One Big Happy Office Market
The Berlin Wall is down, says Cushman & Wakefield's Andy Peretz of the Canal Street demarcation that historically kept financial tenants to its south and creative tenants to its north. (Mr. Gorbachev, tear down this symbolic parking meter.) He also says some of the tech/media tenants that frequent Midtown South are going Downtown--a bargain with $45/SF for Class-A and high concessions--but more so, finance is willing to head north. That tenant base went from 0% of Midtown South leasing in 2003 to 7% in Q1 '13. Andy's big on the decade comparison, perhaps as a reason to mention that today is his 10-year anniversary at Cushman & Wakefield. We snapped him this morning, celebrating at breakfast with colleagues and reporters at Michael's.
We also snapped new C&W tristate prez Ron Lo Russo and tristate COO Suzy Reingold. Ron says Manhattan office vacancy (9.1%) is near equilibrium (7% to 9%), but 8% is when the market starts moving, and that would require 8M SF of absorption this year. Tenants are on the market for 15M SF (up from 10M SF last year), but lots of new supply is coming online, so while Cushman thinks leasing will pick up over the year, that magic number isn't likely.

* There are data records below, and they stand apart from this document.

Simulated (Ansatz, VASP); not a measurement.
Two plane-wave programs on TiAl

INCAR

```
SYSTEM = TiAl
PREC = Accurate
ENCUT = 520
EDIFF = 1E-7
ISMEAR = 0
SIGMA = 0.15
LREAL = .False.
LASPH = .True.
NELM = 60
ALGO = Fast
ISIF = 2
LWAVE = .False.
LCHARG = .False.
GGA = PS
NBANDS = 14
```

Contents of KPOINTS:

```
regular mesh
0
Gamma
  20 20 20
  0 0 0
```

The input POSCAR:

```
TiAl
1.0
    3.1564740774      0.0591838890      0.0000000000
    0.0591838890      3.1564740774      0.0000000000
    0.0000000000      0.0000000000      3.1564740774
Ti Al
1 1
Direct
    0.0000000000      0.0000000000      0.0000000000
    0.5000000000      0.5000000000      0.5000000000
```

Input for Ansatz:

Michael O'Neill says availability is in the double digits in the hottest retail markets (Madison, Meatpacking, Fifth Avenue). What gives? Asking rents are so good that investors are manufacturing more inventory to capitalize on them by acquiring properties, terminating or buying out leases, and in the Meatpacking, developing or redeveloping. And in SoHo, asking rents are at a record $423/SF, he says, $110/SF higher than just last quarter.